Sobriquet 82.2
As I write this, I am returning to the U.S. after a nine day trip to the United Kingdom, where I attended the Paranoia and Pain: Embodied in Psychology, Literature, and Bioscience conference at the University of Liverpool. Paranoia and Pain is the second conference at which I have presented a paper this year and is, in my estimation, the best conference I have attended. Ever.
This is not to say that I have never enjoyed a conference before, but there was something special about this one. Given the conference's focus on topics as generally off-putting and depressing as pain and paranoia, one might be surprised to learn how cheerful an event the gathering actually was, but it was wonderful. My suspicion is that the type of person--if there is, in fact, a "type"--drawn to such themes is often more sensitive and kind than the average person. I have no empirical evidence to support this surmise, of course, but it certainly felt that way.
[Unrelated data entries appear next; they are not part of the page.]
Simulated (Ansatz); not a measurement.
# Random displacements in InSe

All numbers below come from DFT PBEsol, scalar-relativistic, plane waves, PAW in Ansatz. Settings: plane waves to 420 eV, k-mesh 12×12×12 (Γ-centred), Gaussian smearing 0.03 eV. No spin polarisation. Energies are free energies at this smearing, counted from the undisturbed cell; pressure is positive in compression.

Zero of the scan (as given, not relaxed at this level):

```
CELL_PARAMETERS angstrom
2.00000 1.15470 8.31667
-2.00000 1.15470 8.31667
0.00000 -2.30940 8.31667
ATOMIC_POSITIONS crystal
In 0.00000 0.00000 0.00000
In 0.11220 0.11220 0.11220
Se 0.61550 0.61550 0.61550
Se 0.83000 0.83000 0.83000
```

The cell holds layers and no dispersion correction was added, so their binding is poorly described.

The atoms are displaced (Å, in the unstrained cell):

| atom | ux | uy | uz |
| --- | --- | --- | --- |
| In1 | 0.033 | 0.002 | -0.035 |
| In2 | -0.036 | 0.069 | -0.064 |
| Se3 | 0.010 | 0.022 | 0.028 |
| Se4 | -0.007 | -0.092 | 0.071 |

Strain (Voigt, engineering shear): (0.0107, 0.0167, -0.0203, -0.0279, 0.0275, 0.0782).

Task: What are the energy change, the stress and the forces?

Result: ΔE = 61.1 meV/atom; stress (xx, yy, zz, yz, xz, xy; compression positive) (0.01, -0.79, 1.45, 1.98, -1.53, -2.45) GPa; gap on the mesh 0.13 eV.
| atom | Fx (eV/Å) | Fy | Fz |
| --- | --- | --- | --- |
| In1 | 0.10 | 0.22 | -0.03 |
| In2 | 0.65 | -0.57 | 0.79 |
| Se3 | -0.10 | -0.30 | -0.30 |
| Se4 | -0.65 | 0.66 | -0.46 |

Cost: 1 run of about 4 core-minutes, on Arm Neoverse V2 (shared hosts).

I arrived in Liverpool by way of Amsterdam and Manchester on Sunday, April 1 to uncharacteristically clear skies over England. The short train ride I took from the Manchester airport to Liverpool's Lime Street Station provided me with a wonderful opportunity to observe some of the English countryside. Upon arrival at the University of Liverpool's satellite campus and conference center, I met another international delegate with whom I quickly decided to explore the city center. Being foreigners, the appeal of sitting in the top deck of a double-decker bus was just too appealing to pass up, so we boarded a bus and headed down to the docks, passing Beatles-related tourist traps and fish-and-chips joints as we took in the sights and sounds of a Liverpudlian Sunday afternoon. It was fun and, after a nice dinner at a place called The Hub, we returned to the dormitory for bed. Since I'd had little more than twenty minutes of sleep in the previous thirty, I conked out pretty quickly, slept all night, and awoke on Monday morning fresh and ready for the conference.
Many of the conferences I have attended in the past have been large, sprawling affairs in which one quickly becomes lost among the throngs of academics milling around, rushing from session to session. The Paranoia and Pain conference, while not tiny, managed to cultivate a distinctly communal atmosphere by scheduling group meals, social events, common lectures, and through a minimal overlap of panels. The result was a warm, inviting milieu in which many participants spent time getting to know one another rather than simply focusing on presenting their own respective papers and existing in the sort of self-imposed solipsism one occasionally encounters at larger, less intimate conferences.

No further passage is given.